While in the early hours the futures jumped higher on reports that "Germany and France were exploring radical actions of securing deeper and more rapid fiscal integration among euro zone countries" there was further bad news that the Euro zone is now back in recession. This is the fault of the debt crisis pure and simple.
http://www.cnbc.com/id/45460062
While it would certainly be great news if the reports of "radical actions" are true at this point anyone who has observed this crisis for any length of time at all knows that only seeing is believing, not talking.
However today the markets believe and the Dow is currently up 320 points. But the equity markets are not the place to judge-the reality check is the bond markets. Again, seeing is believing.

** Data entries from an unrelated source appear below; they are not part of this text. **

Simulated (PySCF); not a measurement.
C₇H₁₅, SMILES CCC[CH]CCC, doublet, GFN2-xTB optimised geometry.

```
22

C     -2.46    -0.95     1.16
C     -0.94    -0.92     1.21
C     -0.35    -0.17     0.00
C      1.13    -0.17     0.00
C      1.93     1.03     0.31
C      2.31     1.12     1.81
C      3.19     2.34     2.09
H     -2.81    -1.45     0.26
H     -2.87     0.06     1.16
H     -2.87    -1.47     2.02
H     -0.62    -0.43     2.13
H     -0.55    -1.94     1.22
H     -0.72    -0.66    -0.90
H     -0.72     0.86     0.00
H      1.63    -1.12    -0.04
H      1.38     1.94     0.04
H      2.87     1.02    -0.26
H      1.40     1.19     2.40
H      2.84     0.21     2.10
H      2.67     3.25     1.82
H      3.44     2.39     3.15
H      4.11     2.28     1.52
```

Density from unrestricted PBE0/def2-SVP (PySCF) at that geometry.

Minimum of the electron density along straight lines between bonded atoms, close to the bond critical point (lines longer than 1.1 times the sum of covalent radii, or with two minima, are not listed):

With the OECD's report that the Euro zone is in a mild recession came a warning that the U.S. might follow suit next year.
"The threat of even more devastating downturns looms if the euro zone does not get to grips with its debt crisis and U.S. lawmakers fail to agree a spending-reduction plan, the Organization for Economic Cooperation and Development warned."
http://www.cnbc.com/id/45459979
This canard about the U.S. needing a "spending-reduction plan" is specious, certainly. The U.S. budget deficit is not a concern as is shown by the fact that our bonds are the most desired in the world. In any case even if we needed a budget reduction plan why is it necessarily about a "spending-reduction plan?"
If anything based upon the numbers we have been seeing from the U.S. during the second half of this year, the economy is already expanding. If it does fail this continue this will be due to Euro contagion.
On most of the rest of the narrative the OECD report is accurate. For example:
"What we see now is contagion rising and hitting probably Germany as well," OECD chief economist Pier Carlo Padoan told Reuters in an interview.
"So the first thing, the absolute priority, is to stop that and in the immediate the only actor that can do that is the ECB," he added, urging the central bank to commit to a creating a cap on government bond yields as a way of calming the crisis.
This is absolutely right that it is the ECB's role to do something not as Europe has recently hopped China or the Federal Reserve; as for the IMF it is like the EFSF, a cap gun for big Euro countries like Italy. For more on the EFSF's inadequacy please see here
http://diaryofarepublicanhater.blogspot.com/2011/11/efsf-eus-cap-gun.html
As Dean Baker shows time and again the best way to reduce the budget deficit is to get the economy out of the recession. Yet deep spending cuts will actually lower growth. And the OECD itself admits this:
"The resulting fiscal tightening, which would come automatically, would in our view likely generate a recession in the United States," Padoan said:
Today is a good day for equities, but until we get some good days for bonds optimism is rash to say the least.